Skip to content

TzStamp Proof Protocol

Felipe Cardozo edited this page Oct 26, 2021 · 1 revision

Welcome to the tzstamp wiki!

Introduction

The solution we propose begins with a timestamp server. A timestamp server works by taking a hash of a block of items to be timestamped and widely publishing the hash, such as in a newspaper or Usenet post [2-5]. The timestamp proves that the data must have existed at the time, obviously, in order to get into the hash. Each timestamp includes the previous timestamp in its hash, forming a chain, with each additional timestamp reinforcing the ones before it.

  — Satoshi Nakamoto, Bitcoin: A Peer-to-Peer Electronic Cash System

In order for an electronic currency system to work it must solve double spending. As the name implies double spending is when the same money is used to pay for two transactions. This occurs when there is imperfect consensus on what transactions have occurred. For example:

  1. Joe purchases something from Discount Tires
  2. Joe then immediately purchases something else from Crazy Circuits before the network updates
  3. Discount Tires and Crazy Circuits both post their transaction to the network
  4. Joe's wallet only covers the cost of one transaction which both merchants have claims to
  5. Joe has already run off with the merchandise, so it can't be repossessed

Now a financial mess has been made for Discount Tires and Crazy Circuits, with no clear way to resolve it. Therefore any digital currency system has to normalize the order and time that transactions are considered to have taken place. Bitcoin, Ethereum, and of course Tezos all do this. Because these currencies allow memos in their transactions, it is possible to encode information such as a SHA-256 hash into a public ledger. This provides unassailable evidence that the information identified by the hash existed on or before the date of the transaction.

Use of Bitcoin in this way has historically been controversial, but smart contract platforms like Tezos are designed for it. If all applications of this technology had to pay a transaction fee for each piece of information they timestamped, it would have a handful of niche uses and be otherwise unremarkable.

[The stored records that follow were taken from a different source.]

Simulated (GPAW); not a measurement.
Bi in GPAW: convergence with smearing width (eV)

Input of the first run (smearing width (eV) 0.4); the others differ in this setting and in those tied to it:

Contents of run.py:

Thankfully with some clever restructuring of the data it is possible to make a single hash go much farther.

Previous Work

TzStamp is closest to the design of OpenTimestamps. The first solutions to extend blockchain timestamping took a public list of hashes from users and uploaded the hash of the list. This had the downside that it forced anyone who wanted to verify a timestamp to have access to the entire list. As the lists grew longer this became de-facto centralization. OpenTimestamps avoids this by using a Merkle tree structure to store its hashes. A Merkle tree works by starting with a base layer of items called "leaves". A tree is then constructed by dividing the leaves into pairs and hashing them, halving the number of items. This process is repeated until there is a single hash left called the Merkle root. The advantage of the Merkle tree is that it reduces the number of hashes required to verify an item is a member of the tree to the logarithm of the number of leaves. This means each item can have the proof of its timestamp reduced to kilobytes even for very large sets of leaves. Therefore it becomes trivial for an end user to store the information necessary to prove their timestamp.

TzStamp Protocol

TzStamp uses this same Merkle tree approach to its timestamps. It starts by accepting many hashes from users and then aggregating these in its internal Merkle tree. On a schedule, TzStamp derives a Merkle root and posts it in a transaction to the Tezos blockchain. Then to construct timestamp proofs, two components are compiled by TzStamp. One is a "high proof" showing that the Merkle root was included in a block. This proof makes sure that it is possible to verify a TzStamp proof even if indexers purge their transaction history. The high proof is then concatenated with the "low proofs" generated for each leaf in the Merkle tree. A low proof consists of the minimum number of tree nodes necessary to show that the data is a member of the leaves identified by the Merkle root.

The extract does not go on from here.